Celebrate Bastille Day with These Badass French Writers
Bastille Day is one badass French holiday.
It all began in the summer of 1789 when a mob of Parisians stormed the Bastille fortress to collect a large supply of ammunition and put a fork in royal rule.
Widely thought of as the key in the French Revolution ignition, this time period spawned radical social change and brought about many influential writers and activists. As an ode to this holiday, we’ve gathered some pretty badass French writers who have not only made their way into classic literature with their worthy accomplishments, but they’ve also made us say Mon Dieu!
François-Marie Arouet de Voltaire (AKA Voltaire): One day, Voltaire got locked up in the Bastille Prison for insulting a French nobleman. He was put away without a trial, no bail, and no form of defense. Fearing a lifelong sentence, he proposed that he be exiled to England instead, which authorities accepted.
Instead of cursing out the government, he made it his goal to improve the French judicial system via his well crafted, observant, and persuasive writings. Go Voltaire! And… he wrote a science fiction piece about aliens visiting Earth only to witness humankind’s foibles. Yes!

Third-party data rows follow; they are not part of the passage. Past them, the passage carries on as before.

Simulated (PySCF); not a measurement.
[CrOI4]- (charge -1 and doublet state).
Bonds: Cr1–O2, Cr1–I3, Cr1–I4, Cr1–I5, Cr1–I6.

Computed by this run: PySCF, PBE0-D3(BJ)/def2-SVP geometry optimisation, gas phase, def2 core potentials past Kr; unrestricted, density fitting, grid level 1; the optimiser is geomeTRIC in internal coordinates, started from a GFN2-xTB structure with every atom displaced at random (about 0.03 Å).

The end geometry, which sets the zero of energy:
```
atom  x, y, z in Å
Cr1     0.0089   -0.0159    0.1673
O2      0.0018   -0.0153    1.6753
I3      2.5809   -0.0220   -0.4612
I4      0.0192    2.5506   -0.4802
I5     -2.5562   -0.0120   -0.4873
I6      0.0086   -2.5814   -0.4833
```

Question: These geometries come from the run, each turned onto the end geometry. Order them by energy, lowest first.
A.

Émilie du Châtelet: The romantic puzzlepiece to Volatire, Émilie is famously known for her translation and commentary on Isaac Newton‘s work Principia Mathematica. To this day, it is still the standard version used among scholars. Émilie was an astute writer who used her mathematical brilliance and academic writing to unravel the mysteries of life. In fact, some say she was writing about energy and velocity 150 years before Mr. Einstein even had a tongue to stick out. Science faux pas.
Jean-Jacques Rousseau: Rousseau inspired the modern autobiography with his writing titled Confessions. It sounds like a scandalous piece of writing, but he was far from a scoundrel. He was an influential philosopher and writer who fought on behalf of education for all. He left us with the Discourse on Inequality, which changed political thought, and he gave us these words of wisdom: “You are undone if you once forget that the fruits of the earth belong to us all, and the earth itself to nobody.”
Alexandre Dumas: Alexandre wrote The Three Musketeers, The Count of Monte Crisco, The Man in the Iron Mask, and many other beloved adventure tales. His stories pivoted on piracy, conspiracy, love, passion, jailbreak, death, duels, treasure and awesome quotes…all for one and one for all!
Dumas was banned from Russia for writing a vivid account about the Decembrist Revolt, he began his own Italian newspaper called Indipendente, he wrote an eight-volume series on European criminals, and he wrote a cookbook for Peter’s sake, but the most badass thing of all (arguably)… in 2002, his coffin was exhumed and transported to the Panthéon of Paris. Draped in blue velvet and held by guards dressed as Musketeers, he was carried away by the characters from his imagination.
George Sand: George Sand is the pen name to novelist and memoirist Amantine Lucile Aurore Dupin. She also had crazy awesome hair. During the height of her publishing debut, Sand became a voice for women of France during the 1848 Revolution. Astonished by the lack of rights available to women, she initiated her own newspaper via a workers’ cooperative where she published political essays on the need for change.
It makes me smile that she wore men’s clothing, smoked cigars, ignored gender roles of the time, frequented men’s clubs, and was called by the poet Alfred de Musset “The most womanly woman.”
Jules Verne: Twenty Thousand Leagues Under the Sea. Nuff said.
Arthur Rimbaud: Described by Victor Hugo as the “Infant Shakespeare,” Arthur Rimbaud created most of his poetic masterpieces before he was old enough to legally throw back a cold one. Besides writing perennial beauties like The Drunken Boat and A Season in Hell (considered one of the first works of free verse), he is also infamous for his nomadic lifestyle. At sixteen, he ran away from home and engaged in an erratic affair with the poet Paul Verlaine.
Even though Verlaine shot Rimbaud in the wrist while he was juiced, he did help publish and immortalize the poet’s works after his death at only 37. These posthumous works would later inspire the works of French Symbolists, Surrealism, and many Beat artists such as Bob Dylan and Jim Morrison.
Antoine de Saint-Exupéry: Antoine’s most notable works include his novella, The Little Prince, and Wind, Sand, and Stars, a lyrical account of the dangers and isolation of piloting—a subject close to his heart. In 1935 he tried to break the speed record for flying from Paris to Saigon, but he crashed in the Libyan Desert instead.
Living on hors d’ouevres such as fruit, wine and crackers (c’est la vie!), he was found three days later and was reported to have had hallucinations, feeling the desire to walk in the one direction where he would later be found.
Albert Camus: Reasons why Albert Camus is my hero: Father of absurdism, Nobel Prize for Literature, journalist with great hair, editor of a French resistance group called Combat, football goalie.